Towing is a huge part of owning a truck like the Toyota Tundra. Here's everything you need to know about pulling things with your Tundra.

By Bassem Girgis - January 26, 2016

This article applies to the Toyota Tundra (2000-2015).

The Toyota Tundra is one of the best trucks on the road today. It's designed not only to haul heavy equipment, but also to tow many different things. Whether your dream is to tow your house around, or you want to expand your business and tow a trailer with more equipment, know that your Tundra is very capable. This guide goes into the Tundra's towing capabilities and provides what you need to know about towing. If you're ready to take full advantage of your Toyota Tundra, then read on.

Toyota Tundra towing
Figure 1. Toyota Tundra.

Towing Capacity

The Toyota Tundra towing capacity can vary from 6,400 lbs to 10,500 lbs, depending on the trim level your specific Tundra is equipped with. It's important to look for the weight information on the specific trailer you're towing before you start towing it. Always note that if you're towing a trailer that weighs 7,000 lbs and you have a lot of equipment in it, you have to add the weight of the equipment on top of the trailer's weight. Towing a load heavier than your maximum towing capacity can result in serious damage.

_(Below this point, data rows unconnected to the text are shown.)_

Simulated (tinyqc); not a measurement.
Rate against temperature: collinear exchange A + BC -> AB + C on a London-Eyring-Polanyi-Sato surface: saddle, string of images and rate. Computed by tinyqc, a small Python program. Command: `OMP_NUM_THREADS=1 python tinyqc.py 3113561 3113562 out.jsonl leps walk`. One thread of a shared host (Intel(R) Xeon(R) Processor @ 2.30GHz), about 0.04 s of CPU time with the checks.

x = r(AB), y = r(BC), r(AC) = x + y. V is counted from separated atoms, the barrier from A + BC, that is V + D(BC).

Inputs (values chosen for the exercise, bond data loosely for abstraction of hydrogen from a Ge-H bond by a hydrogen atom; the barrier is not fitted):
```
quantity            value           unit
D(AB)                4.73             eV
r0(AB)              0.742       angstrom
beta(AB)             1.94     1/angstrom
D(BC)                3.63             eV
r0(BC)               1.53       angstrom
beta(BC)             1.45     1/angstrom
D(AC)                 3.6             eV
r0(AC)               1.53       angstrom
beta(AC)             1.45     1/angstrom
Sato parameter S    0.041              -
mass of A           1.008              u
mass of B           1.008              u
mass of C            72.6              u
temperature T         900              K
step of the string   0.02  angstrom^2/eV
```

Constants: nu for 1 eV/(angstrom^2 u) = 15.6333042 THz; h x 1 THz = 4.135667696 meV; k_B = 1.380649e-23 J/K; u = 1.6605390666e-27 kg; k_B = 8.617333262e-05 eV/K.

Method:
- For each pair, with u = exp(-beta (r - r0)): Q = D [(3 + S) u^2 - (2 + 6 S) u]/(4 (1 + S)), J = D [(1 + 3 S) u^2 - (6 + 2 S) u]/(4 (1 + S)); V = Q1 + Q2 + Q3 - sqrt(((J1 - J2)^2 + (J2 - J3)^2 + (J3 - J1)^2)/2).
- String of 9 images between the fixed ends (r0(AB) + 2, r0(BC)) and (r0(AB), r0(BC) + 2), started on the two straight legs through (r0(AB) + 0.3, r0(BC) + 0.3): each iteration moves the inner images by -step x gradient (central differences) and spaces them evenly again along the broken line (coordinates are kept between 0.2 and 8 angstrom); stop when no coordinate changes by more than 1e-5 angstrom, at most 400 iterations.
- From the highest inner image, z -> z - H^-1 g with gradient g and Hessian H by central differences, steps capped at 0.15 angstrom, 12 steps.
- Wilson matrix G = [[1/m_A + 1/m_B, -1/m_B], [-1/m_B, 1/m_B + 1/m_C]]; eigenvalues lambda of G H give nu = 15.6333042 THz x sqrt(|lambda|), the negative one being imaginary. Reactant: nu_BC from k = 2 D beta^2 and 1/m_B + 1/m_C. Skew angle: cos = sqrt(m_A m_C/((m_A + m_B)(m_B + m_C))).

Don't tow more than the maximum towing capacity
Figure 2. Don't tow more than the maximum towing capacity.


Before you go towing all kinds of different trailers, you have to realize that the more you tow, the more maintenance you will have to do. Putting your engine under a lot of stress will require you to change the maintenance intervals you're used to. If you're towing with your Tundra every week, then consider altering your fluid changes to 3,000 miles instead of 5,000 miles. You should also pay special attention to tires, as a slight misalignment could cause quick wear, which will cost you four new tires in no time.

Shorten maintenance intervals when towing
Figure 3. Shorten maintenance intervals when towing.

Tire Pressure

The tire pressure for your truck needs to change when you're towing. Check the placard on the driver side door jamb; it will tell you the standard tire pressure and the proper tire pressure when towing. It's a wise investment to purchase a tire pressure monitor, as improper tire pressure can directly affect the handling of the truck when towing. When you're done towing, be sure to go back to the appropriate tire pressure recommended when you're not towing.

Tire pressure label
Figure 4. Recommended tire pressure.

Sway Control

Once you start towing various trailers, you will start to experience swaying. Slight swaying of the trailer is considered normal; however, if you feel you're stressing too hard to keep the truck going straight, then you have to prepare better for the trip. Consider purchasing a sway bar, which goes between your truck and trailer and helps with the swaying. Also, the tongue weight makes a huge difference in swaying. The tongue between the truck and the trailer needs to be straight. If the tongue is leaning more towards the truck, you will experience swaying, and if it's leaning more towards the trailer, you will experience a change in stability, as the front tires get some weight pulled off of them. Set up the tongue as straight as possible.

Be sure tongue is straight
Figure 5. Be sure tongue is straight.